I'm not sure how they could even measure the goal here. The synopsis from FBO implies this is a broad program:
----
DARPA is soliciting innovative research proposals in the areas of formal methods, program analysis, compiler design, and runtime and virtual machine implementation to realize tools for the construction of long-lived, survivable, and scalable adaptive software systems.
----
Skimming over the PDF, they seem to be brainstorming all over the place without much of a clear direction.
There's nothing I can gauge that is theoretically stopping us from having century-long running software systems. It's already fully possible. All this talk about formal verification, replacing protocols, defining API/ABI subsets sounds over the top, when more fundamental issues are providing language runtimes that allow for high concurrent units of execution with resource and failure isolation, restart strategies, preemptive scheduling, live upgrade mechanisms and so forth. The VM is your platform.
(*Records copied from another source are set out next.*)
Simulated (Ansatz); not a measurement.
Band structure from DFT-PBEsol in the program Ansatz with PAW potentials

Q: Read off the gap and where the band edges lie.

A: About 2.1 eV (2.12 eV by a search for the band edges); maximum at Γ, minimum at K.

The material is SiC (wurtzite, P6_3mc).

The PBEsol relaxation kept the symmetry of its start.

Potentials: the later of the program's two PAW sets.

And it's not like even that is strictly necessary. COBOL systems running on old iron chugs along merrily, though then again I've heard that mainframes have some rather elaborate fault tolerance mechanisms that haven't really leaked much into the rest of the mainstream.
Errrm, you are right so long as nothing changes. As soon as anything changes the merrily chugging COBOL becomes a weird frizzie step aunt from an obscure island near Antarctica and, well, stops the chugging and starts jitterbugging.
Then everyone does a "what the hell is going on" dance and wheels barrows full of cash into a carpark where "consultants" pour lighter fluid onto them and burn bonuses in a horrifying money sacrifice to the dark gods of bug fixing.
After awhile everything returns to normal.
Where did you hear the thing about fault tolerance from? Is there a seat at that bar for me?
Skimming over the PDF, they seem to be brainstorming all over the place without much of a clear direction.
That's exactly their remit - fantasize about cool stuff that seems technologically feasible and would provide a strategic advantage if we had it, and wait to see what sort of ideas people try to sell to them.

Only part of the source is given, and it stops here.